However, correspondence before the trip and photographs taken during it show the NRA was very much involved.
In one email, an NRA employee appears to help Butina make travel arrangements for a delegation that included former NRA president David Keene, future NRA president Pete Brownell, NRA fundraiser Joe Gregory, NRA benefactor Dr. Arnold Goldschlager and his daughter Hilary, Outdoor Channel CEO Jim Liberatore, and prominent NRA advocate and Trump campaign surrogate David Clarke, then the sheriff of Milwaukee County.
Other emails suggest that the NRA would pay for travel expenses for two delegation members and provide formal NRA “gifts” for the delegation to present to their Russian hosts.
And if the trip wasn’t “official,” Butina doesn’t appear to have been told. “I’ll meet you at the airport,” she wrote to several members of the delegation on Dec. 3, 2015. “For your convenience, in our hands will be a big red sign saying Welcome NRA.”
Photos posted on Facebook by one of Butina’s fellow gun-rights enthusiasts and obtained by ABC News show Butina and members of the NRA delegation in Moscow, posing alongside a large red sign that reads “Welcome to Russia comrads [sic].” It bears the NRA logo in its bottom-right corner.

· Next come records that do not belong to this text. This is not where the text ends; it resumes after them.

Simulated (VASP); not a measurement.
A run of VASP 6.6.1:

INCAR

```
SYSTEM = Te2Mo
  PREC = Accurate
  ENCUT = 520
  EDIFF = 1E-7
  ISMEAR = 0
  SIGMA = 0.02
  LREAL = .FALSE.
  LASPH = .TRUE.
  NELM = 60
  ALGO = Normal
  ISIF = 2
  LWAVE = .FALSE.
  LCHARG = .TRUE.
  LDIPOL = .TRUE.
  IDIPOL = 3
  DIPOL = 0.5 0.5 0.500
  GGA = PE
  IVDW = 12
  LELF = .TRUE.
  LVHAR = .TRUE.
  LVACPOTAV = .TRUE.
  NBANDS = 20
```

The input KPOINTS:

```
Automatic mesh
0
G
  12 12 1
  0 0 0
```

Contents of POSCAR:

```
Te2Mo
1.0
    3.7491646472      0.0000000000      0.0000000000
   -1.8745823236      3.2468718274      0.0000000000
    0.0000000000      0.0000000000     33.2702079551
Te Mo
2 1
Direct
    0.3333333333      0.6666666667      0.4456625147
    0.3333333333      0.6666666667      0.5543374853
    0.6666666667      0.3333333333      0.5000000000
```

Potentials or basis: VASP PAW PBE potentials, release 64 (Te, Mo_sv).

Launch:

Another Facebook post – this one from one of Butina’s colleagues – about the trip even tags Butina, Clarke and Liberatore, though it offers a version of events that now conflicts with the NRA’s public stance.
“The delegation of the world’s largest social organization for supporters of weapons, the National Rifle Association USA (The NRA) made an official visit to Moscow and met with supporters of the movement, Right to Arms,” the posts reads when translated from Russian. “This is the first time this has happened in Russia’s history.”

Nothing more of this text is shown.